A meme with a quote from columnist Doug Larson is floating around Facebook that reads, “More marriages might survive if the partners realized that sometimes the better comes after the worse.” And while this is a clever flip on the wedding ceremony, I don’t think it’s something a lot of married couples think about, newly or otherwise.
My wife and I are about to celebrate our 12th anniversary. And I don’t want to say we’ve had a rocky marriage because I don’t believe we have. I think we’ve actually had a very good marriage. But I’m saying that now, after learning how to live together for 12 years (and I suppose that’s the really scary part about marriage), we are still learning how to live with each other.
And it gets more complicated when you consider that we are different people than when we started. We have different goals and aspirations. We have children now. We have learned a thing or two. When I started, I assumed the woman I married would be the same 20 years in, but I can say honestly she isn’t. And I’m not the same man, either. And learning how to live with an ever-changing person is just a fact of marriage. It creates challenges.
We still fight sometimes, but not nearly as often as we did during the first few years. When we started out, we fought about everything from money, to work, to laundry, to how the toilet paper roll is hung. And as comical as that might sound, it really wasn’t.
During those first few years, I often felt like a hostage negotiator talking to my wife through the bathroom door. I can remember going to bed flaming pissed over something that must have been pretty stupid because I can’t even recall what it was. We turned our backs to each other, a large gap in the middle of the bed, both of us hugging the margins of the mattress, neither of us angry enough to sleep in the living room, but still bitter enough to not speak.
When we had our first child nine years ago, we took his sleeplessness out on each other. I can remember arguing at 2 a.m., a crying baby in my arms, over whose turn it was to stay up. At the time, Mel was working full-time, and I was working and attending college classes. We both had every reason to ask the other to stay up with the baby. We were both doing exactly what we should’ve been doing. We were both working hard and caring for our child. Surely the other person saw that, right?
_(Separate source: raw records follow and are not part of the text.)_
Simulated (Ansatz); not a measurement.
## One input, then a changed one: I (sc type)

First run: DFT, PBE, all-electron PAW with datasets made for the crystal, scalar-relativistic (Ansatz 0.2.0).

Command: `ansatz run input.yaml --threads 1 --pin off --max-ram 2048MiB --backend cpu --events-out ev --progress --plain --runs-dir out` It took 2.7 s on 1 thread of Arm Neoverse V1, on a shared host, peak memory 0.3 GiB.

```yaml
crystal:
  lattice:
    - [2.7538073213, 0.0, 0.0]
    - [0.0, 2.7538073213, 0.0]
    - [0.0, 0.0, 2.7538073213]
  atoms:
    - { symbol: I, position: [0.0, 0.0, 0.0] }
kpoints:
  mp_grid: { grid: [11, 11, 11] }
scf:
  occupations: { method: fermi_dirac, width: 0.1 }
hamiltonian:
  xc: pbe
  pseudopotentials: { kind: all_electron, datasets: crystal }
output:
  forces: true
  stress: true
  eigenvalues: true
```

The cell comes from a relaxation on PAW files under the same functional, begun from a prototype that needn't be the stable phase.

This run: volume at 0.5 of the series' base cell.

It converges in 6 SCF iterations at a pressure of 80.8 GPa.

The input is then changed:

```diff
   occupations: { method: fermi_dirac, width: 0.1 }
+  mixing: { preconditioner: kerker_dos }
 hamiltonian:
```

I think that was the hardest thing for us to learn. Sometimes with marriage and children, you can both be doing exactly what you should be doing, and it’s still hard and it still sucks, and even though both Mom and Dad are due a good long break, there just isn’t room for it in the schedule.
But here’s the kicker with the grim picture of marriage I just crafted. The better always came after the worse. At least it has with Mel and I. With each challenge, with each argument, with each disagreement, with each long night, we have stuck it out. We have discussed the issues, mostly rationally, sometimes not so much, until we figured out a way to live together better. It hasn’t always been an ideal compromise where both of us felt 100% satisfied. But it was enough for us to press forward. And I think that’s the reality of thick and thin when it comes to marriage. That’s the reality of compromise.
Sometimes the compromises are a little thicker, and sometimes they are a little thinner, but ultimately 90% of marriage is figuring out how to work together. It’s how to argue in the night and get up in the morning with a clear head and discuss ways to make it better. It looks like sitting at the dinner table and really listening to each other. It’s really hearing what the other is struggling with, and loving them enough to make a change, to tweak what you are doing for the good of the family.
The real reality of marriage is work. It’s working through the hard times to figure out how to get to the good ones. I will be the first to admit marriage is the hardest thing I’ve ever done, but that doesn’t make it bad. In fact, it’s also been the most rewarding thing I’ve ever done, too. And when you work through a hard situation with someone you love, take a moment to really admire them. The fact is, they are right there in the trenches with you, and that is a wonderful thing.
I’ve seen my wife with boogers and spit-up on her shirt, breasts engorged with milk, and fresh bandages across her abdomen from a Cesarean cradle a young baby, her eyes bloodshot from being up feeding, and realized just how strong she is.
I watched her juggle being a mother and working full-time at a shit job at a hardware store so I could finish school and get a better paying job. I watched her finish her own degree by studying in the evenings and early mornings, during the few hours when I was home from working two jobs.
I’ve seen her apologize when she was wrong, and I’ve seen her look me in the eyes with a white-hot glare and demand I apologize for some bone-headed action I stumbled into.
And on the flip side, Mel has admired me for working hard to support our family. She’s commented on my ability to get our daughter to do her homework when no one else could. She’s thanked me for taking her half of the night with our child (we have always split the night equally) for several nights in a row so she could get over the flu.
All of it has come with its ups and downs. Our bodies have changed, sagging a little more here and there. We’ve learned what to say and what not to. We’ve learned how to approach each other when we are irritated, and we’ve learned how to pick our arguments. And now, 12 years in, I feel like we are in a sweet spot, where the better is more often than the worse. This isn’t to say we won’t still have worse, here and there, but I feel confident Mel and I have learned how to handle the worse. I don’t worry about it as much anymore. And I think that is the case with most marriages.
So if you are in the worse, please realize the better often comes later. It takes hard work, compromise, change, and admiration, but it happens. The better comes after the worst. Trust me.